Seeing as I thoroughly enjoyed Deception IV: Blood Ties, it should come as little surprise that I feel equally positive towards Deception IV: The Nightmare Princess. After all, The Nightmare Princess includes all of Blood Ties’ content, which means that everything I liked the first time around is still present. Not only that, The Nightmare Princess adds on some new content on top of that older game, so really, this expanded version of Deception IV is…well, just that: an expanded version of a game I really liked. I’m certainly not going to complain about getting more of something I liked.
However, while The Nightmare Princess is essentially a bigger version of Blood Ties, it’s not wholly identical. The Nightmare Princess adds an important wrinkle to the Deception IV formula that significantly changes how you play the game. Whereas Blood Ties basically gave you free reign to kill off your enemies however you wanted, The Nightmare Princess is a much more specific in its requirements, and you only pass a quest once you’ve achieved certain requirements.
How does this difference play out? Pretty simply, actually. In Blood Ties you were given an environment and a set of murderous traps and abilities, and you could use those to set up whatever lethal Rube Goldberg machines you could dream up, with no limitations beyond your imagination. In Nightmare Princess, by contrast, you only pass levels and gain new traps and abilities if your sequence ticks off certain boxes — for example, one level requires that you include a kick as part of your combination, while another demands that you have an aerial hit or two.
I’ll admit, initially I wasn’t a big fan of the change. I loved the original game simply because it let me go on a crazy killing and maiming spree, and it put little to no limits on how I could go about doing that. Suddenly having requirements seemed like it would take away some of the fun. However, after playing the add-on for awhile, I went back to the original game and was reminded of more one and only problem with Blood Ties: it got a little repetitive after awhile. As fun as it could be to use a giant hammer to launch your opponent into a giant, cow-shaped furnace, there was a limit to how often you could do that before it got stale. By imposing mandatory components, the game adds a new level of complexity that wasn’t there originally.

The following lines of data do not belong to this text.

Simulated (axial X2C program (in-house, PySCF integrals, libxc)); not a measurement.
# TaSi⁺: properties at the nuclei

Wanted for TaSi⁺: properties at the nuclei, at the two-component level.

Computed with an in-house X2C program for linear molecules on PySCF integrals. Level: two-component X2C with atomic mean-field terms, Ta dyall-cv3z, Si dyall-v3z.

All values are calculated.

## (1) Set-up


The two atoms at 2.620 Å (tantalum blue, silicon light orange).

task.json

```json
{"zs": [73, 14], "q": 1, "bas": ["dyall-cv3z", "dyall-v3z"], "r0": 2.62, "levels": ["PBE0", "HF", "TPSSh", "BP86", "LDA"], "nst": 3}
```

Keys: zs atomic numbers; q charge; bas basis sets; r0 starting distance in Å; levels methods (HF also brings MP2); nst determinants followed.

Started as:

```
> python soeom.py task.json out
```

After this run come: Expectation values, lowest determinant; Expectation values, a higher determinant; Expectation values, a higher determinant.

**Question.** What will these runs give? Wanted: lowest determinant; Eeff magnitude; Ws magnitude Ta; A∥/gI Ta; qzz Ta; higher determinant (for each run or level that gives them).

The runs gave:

Is it a big enough difference to make The Nightmare Princess worth picking up if you’ve already played Blood Ties? Probably not, unless you finished everything there was to do on the original game and you’re desperate to play even more (and I’ll be honest here — as much as I loved Blood Ties, I wasn’t exactly clamouring for more content). Those people who missed out on it first time around, however, are in for a treat — a bloody, murderous, thoroughly enjoyable treat.